Spain tops pirate music list of shame
23 July 2004, LONDON — Spain is among the worst offenders for pirating music, it was reported Friday.
23 July 2004
LONDON — Spain is among the worst offenders for pirating music, it was reported Friday.
More than 1 billion pirated music albums were sold worldwide in 2003, bringing in an estimated USD 4.5 billion, a report said.
Spain, Brazil Mexico and Paraguay were the four worst offenders singled out by the International Federation of the Phonograph Industry (IFPI) report.
The report said though the trade in illegally copied CDs slowed down thanks to increased law enforcement efforts, the number of pirated DVDs and CD-ROMs reached an unprecedented high.
While as recently as 2000, only one in five records sold was a pirated copy, "a record 35 percent of all music discs sold worldwide in 2003 were illegal copies," IFPI chief Jay Berman said.
"This illegal trade is funding organized crime, fuelling widespread corruption and costing governments hundreds of millions of dollars in lost taxes.

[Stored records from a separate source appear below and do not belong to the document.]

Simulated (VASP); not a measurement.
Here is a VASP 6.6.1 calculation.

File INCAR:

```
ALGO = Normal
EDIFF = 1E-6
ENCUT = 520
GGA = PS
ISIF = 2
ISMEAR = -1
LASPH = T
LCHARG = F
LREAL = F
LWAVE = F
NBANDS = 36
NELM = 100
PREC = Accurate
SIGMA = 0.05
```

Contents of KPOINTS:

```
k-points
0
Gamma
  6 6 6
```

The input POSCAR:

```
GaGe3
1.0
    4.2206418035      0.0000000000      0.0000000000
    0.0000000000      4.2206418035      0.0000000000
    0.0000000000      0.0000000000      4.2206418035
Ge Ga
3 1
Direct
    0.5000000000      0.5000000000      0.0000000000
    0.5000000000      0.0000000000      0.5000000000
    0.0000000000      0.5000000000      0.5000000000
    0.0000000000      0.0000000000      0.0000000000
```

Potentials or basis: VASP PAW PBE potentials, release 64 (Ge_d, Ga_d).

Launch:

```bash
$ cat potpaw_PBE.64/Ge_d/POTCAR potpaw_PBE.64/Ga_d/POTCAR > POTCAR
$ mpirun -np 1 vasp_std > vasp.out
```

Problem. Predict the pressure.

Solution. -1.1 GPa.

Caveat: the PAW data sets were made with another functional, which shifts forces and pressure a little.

"It is destroying artistic careers and music cultures, and robbing countries with high piracy rates of billions of dollars of investment they would otherwise enjoy," he said.
The report is aimed at calling on all governments to combat piracy and to highlight the importance of intellectual property and copyright, he said.
The case of Spain was of particular concern, according to Berman, due to its great musical creativity and lack of police action against illegal sales by peddlers.
Spain ranks 7th in the IFPI's list of "priority" nations, behind Brazil, China, Mexico, Paraguay, Pakistan and Russia, and ahead of Taiwan, Thailand and Ukraine.
"In terms of pirate sales value, the list is topped by China, with the largest pirate market (worth just under USD 600 million) and Russia, home to a USD 330 million pirate market and a massive international exporter of pirate CDs to some 30 countries," the report said.
Though Spain does not export DVDs, CDs or CD-ROMs, and the large majority of pirated copies - 20 million in 2003 - are sold locally, the business is run by organized crime rings that fund immigrants to distribute their pirated products.
A videotape of a recent raid in Madrid in which nearly 30,000 pirated albums were seized and 19 Chinese immigrants were arrested was aired during the presentation of the IFPI report.
Though 2,800 people were arrested in Spain in 2003 for producing or distributing pirated copies of audio and audiovisual recordings, the government's efforts to stamp out this illegal practice continues to be insufficient, Berman said.